I am so mad at myself.
I had been clean for the past 6 months. I met a woman who’s caring and loving, I moved into a new flat, I changed jobs and everything was perfect. Until i decided to find some gambling site the other day, out of boredom, i started playing again. Found my bad habits once again, started spending money I could afford, until I reached a point where I spent money I couldn’t afford anymore, which I spent trying to get my money back. The worst thing is, that it worked. I got up to 22’000 $ on a slot. But guess what, I wanted more. I wanted to erase the 100k I spent in this since I am 18. I wanted to reach that level. And guess what ! I lost it all. 22’000 $. Over a year worth of rent. Holidays in f*cking Maldives for 3 weeks. 22’000 $. 4 months worth of salary. I was disgusted. So what happened when I lost all that ? You got it, made some more deposits, which didn’t pay off.

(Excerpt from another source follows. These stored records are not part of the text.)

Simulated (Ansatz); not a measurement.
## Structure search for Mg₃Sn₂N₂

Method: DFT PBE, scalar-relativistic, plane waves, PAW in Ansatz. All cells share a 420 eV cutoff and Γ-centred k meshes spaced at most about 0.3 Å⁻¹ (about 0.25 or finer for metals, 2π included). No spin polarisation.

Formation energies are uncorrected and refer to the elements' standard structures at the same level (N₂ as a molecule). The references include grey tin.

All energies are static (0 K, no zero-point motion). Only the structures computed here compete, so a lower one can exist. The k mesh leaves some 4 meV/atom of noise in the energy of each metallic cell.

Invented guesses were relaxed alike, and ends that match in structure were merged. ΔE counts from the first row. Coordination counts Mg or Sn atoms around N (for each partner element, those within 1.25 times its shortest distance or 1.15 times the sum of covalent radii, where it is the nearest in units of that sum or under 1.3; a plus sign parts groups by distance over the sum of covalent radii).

I hate myself for knoqing how bad it is to carry on, but I can help it. I need proefessionnal help, this shit has been eating me up for the past 6 years, and I can’t carry on like that if I wanna have a good life. Something needs to change. Now. I’m gonna seek professionnal help and get back on track. I can’t keep doing the same mistakes over and over again. I need to understand what’s going on, how I can cure that, and how I could potentially get better over a short period of time.